The UNC-Chapel Hill media members are taking over the state’s newspapers.

At least that’s what Duke fans want to believe after seeing the difference between the front page of The Charlotte Observer the morning after Duke University won the NCAA tournament game compared with last year when Roy Williams won his second title:

I even found this gem on a Duke basketball message board:  “Charlotte, in general, has turned into the UNC self-licking ice cream cone.”

Although I don’t think many could argue the large presence of UNC-CH journalism graduates spread throughout the state, I do think there is a better explanation for what the Observer did.

John Robinson, the editor of the News & Record in Greensboro, blogged about the difference in his paper’s front pages and the Observer’s from a year ago.

Robinson explains that advertisers view a UNC win as a much bigger than a Duke win, which is the main reason why the paper might choose to scale down the prevalence on the front page from a year ago.

My problem is this: What kind of message is the drastic difference sending to the Observer’s readers, especially those who want to celebrate Duke’s championship?

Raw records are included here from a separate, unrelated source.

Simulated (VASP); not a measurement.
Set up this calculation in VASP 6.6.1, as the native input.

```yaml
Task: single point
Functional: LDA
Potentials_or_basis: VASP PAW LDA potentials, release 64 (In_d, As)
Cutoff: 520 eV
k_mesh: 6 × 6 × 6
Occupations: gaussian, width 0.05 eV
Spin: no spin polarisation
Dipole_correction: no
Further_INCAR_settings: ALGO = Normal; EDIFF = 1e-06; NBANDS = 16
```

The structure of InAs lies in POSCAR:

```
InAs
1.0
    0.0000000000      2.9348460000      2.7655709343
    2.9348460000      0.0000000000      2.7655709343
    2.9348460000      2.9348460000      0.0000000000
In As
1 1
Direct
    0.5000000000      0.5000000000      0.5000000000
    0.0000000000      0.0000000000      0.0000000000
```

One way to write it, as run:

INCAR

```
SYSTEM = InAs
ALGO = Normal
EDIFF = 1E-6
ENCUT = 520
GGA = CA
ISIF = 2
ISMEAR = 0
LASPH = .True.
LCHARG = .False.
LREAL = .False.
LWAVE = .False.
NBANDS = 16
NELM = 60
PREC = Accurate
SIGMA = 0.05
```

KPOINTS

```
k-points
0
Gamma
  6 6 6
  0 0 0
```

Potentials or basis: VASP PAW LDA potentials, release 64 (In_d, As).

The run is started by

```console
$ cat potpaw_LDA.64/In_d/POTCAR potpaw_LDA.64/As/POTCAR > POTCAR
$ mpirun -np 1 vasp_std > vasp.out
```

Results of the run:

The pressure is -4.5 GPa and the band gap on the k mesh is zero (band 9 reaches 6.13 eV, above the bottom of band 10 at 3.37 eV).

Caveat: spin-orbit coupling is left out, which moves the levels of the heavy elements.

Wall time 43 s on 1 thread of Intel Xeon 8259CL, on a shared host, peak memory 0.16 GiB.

Of course, it depends on the location of the newspaper. I would expect, however, a North Carolina paper to have a decent front page story on the game. Greensboro is not exactly Durham’s second home, but the News & Record did a better job of handling this year’s paper than the Observer did.  As Robinson mentions in his blog post, the News & Record ran a five-column picture this year and a six-column photo last year.  Robinson justifies this due to a more important local story this year compared with last year.

That’s perfectly reasonable.

As for the Observer, I would argue that Duke’s championship was a much more interesting story than UNC’s championship considering the Tar Heels were expected to win the entire season. By only placing a small banner at the top of the paper, the Observer contradicts its treatment of last year’s front page.

Why not replace the Toyota story? Or the pollen story? Or the Tiger story? For that matter, why is the West Virginia mine story buried at the bottom of the page?

As anyone who builds newspaper pages will say and as Robinson told my editing class recently, designing front pages is not a science. It’s very easy for someone outside of the newsroom to be critical, and I respect the difficulty of preparing the front page, especially for those who are professionals. Furthermore, I am confident the Observer took the time to consider the ramifications of its front page based on solid news judgment, but I sincerely believe it missed an opportunity to be loyal to its true cause and lost more than it could gain.

Guest post: How to fool readers on April Fools’ Day

Students in J457, Advanced Editing, are writing guest posts for this blog this semester. This is the latest of those posts. Jamie Richardson is a senior journalism major in the news-editorial sequence. She has served on The Daily Tar Heel’s university desk and as a sports writing intern for the Durham Bulls baseball team. She will attend Campbell Law School in August.

On April 1, several college newspapers were littered with fake April Fools’ Day stories that fooled and entertained their readers. But the methods in which these newspapers presented their pranks question what is acceptable.

Many college newspapers don’t depend on revenue and are not corporately owned, and they have more leeway in their decision-making. Literally fooling readers hurts any newspaper’s credibility, but it’s also important for college newspapers not to take themselves too seriously all the time. It’s undeniably difficult for college newspapers to walk the line between what is funny and what is inappropriate for publication.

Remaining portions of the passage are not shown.